Have a plan if you have a purpose, though!
There are places I go frequently, places I go sometimes, and places I don’t go but would like to. There are more sounds, smells, sights, and such going on around us than we humans notice. I need to have thought about what those stimuli are in a place, and how intense they are too.
A grocery store is a really big outing for a little SD candidate. Prepare them a little through taping and playing it’s sounds at home, such as the rattling carts and beeps from the cashier’s scanner. Let them go with you into the pantry and check out all the rows of cans, boxes, bags, and onions.
Teaching them the names of things they will encounter in the store, (the stuff in your pantry), or walking around low obstacles, even looking at shelves as you walk by to “find” something, also helps a pup see something familiar and have some idea of what they can do in that environment.

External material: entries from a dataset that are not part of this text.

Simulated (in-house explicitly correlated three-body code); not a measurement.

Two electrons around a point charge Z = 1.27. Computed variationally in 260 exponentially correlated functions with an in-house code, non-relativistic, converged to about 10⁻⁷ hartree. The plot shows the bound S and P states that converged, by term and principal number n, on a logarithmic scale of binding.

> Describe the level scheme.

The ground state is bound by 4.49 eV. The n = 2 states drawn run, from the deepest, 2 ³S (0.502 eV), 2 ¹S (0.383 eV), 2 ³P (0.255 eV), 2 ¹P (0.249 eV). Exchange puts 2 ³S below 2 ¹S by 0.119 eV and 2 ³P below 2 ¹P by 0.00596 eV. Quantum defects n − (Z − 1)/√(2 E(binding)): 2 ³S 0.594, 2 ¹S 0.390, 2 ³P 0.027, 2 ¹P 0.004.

Next I might take the pup to the parking lot to “meet” the rattling cart in person, and see that it moves, too. I’ll be having that pup nosing around in my grocery bags before he goes inside the store to find and buy with me.
Then when I think a little tots is ready, it won’t be the giant Wal-Mart or Price Cutter we go to first: it will be a small mom-n-pop. A convenience store is a good alternative, as it has a small number of aisles, and limited types of groceries. Then it’s a naming and “find it” game!
At this 9-16 week age I want them to encounter and interact with people and objects, so I don’t really start any “ignoring” practice for real yet. Just when we’re walking, they don’t get to wander here and there to meet and mess with stuff. When we stop, we meet and mess with stuff.
Taking a puppy to first watch the goings on in the park, with all the outdoor smells, and the running of children, the cars going by etc can be a bigger outing than we might think. We don’t notice every sound, sight, smell, and soccer ball, but a puppy will. All at once. So a first time there I’d pick a week day morning, or less crowded time.
Anything my pup shows interest in will get checked out: what’s it called, what’s it do, what’s it smell like? Do little toddlers pet too hard, or babies crawling mean he lays down? Swing sets swing! Some areas have grass, some have sand, some have bark mulch, some are concrete.
A startle response is okay, but coaxing them out of it to go investigate is what I do. “Soothing” a spooked puppy only reinforces that spook. A service dog in particular must be able to recompose themselves, to refocus, and figure out.
A couple big keys to making a socializing experience is you’re attitude, and matching the reinforcement to the wanted behavior. If you’re in a hurry, don’t have time to linger, or cannot just up and leave if the experience is too much for a pup, don’t go. Pick another time.
If you are looking forward to enjoying watching that new toddles discover what an elevator does, they’ll be primed to think maybe this could be fun. Matching the reward isn’t as hard to do as it is to explain either: the bigger, newer, or more potentially scary something is, that’s when you bring out the seriously good stuff and don’t be stingy with it.
Had a Dane that loved garlic bread, one who liked peach ice cream, another that would stand on his head for chinese chicken. Kenai loved butter of all things. Whatever it takes!
As experiences become accepted by the pup, the less of their favorite killer good stuff they get, and the less often they get it.
By the end of 9 weeks old, we are going on at least 2 small outings a day, or one sorta bigger one if they are showing themselves to be confident. Each week, I try to increase the number, the length, and the intensity of their new experiences.
That’s when having a good clicker trainer to take them out once or twice a week without me, to THOSE places is invaluable. There are places, sounds, crowds, etc that give me big anxiety or balance problems. So I will gladly pay to have a trained pro take my new puppy there for me. I’d rather spend the money on their socializing than even the difficult task training later.
If you trust your spouse, friends, or older kids to be good at watching and socializing the puppy, that’s great! Send them off (and hope they tell you more about it than “it was fine” *grin*). The more people they get used to, learn to adjust to, the better!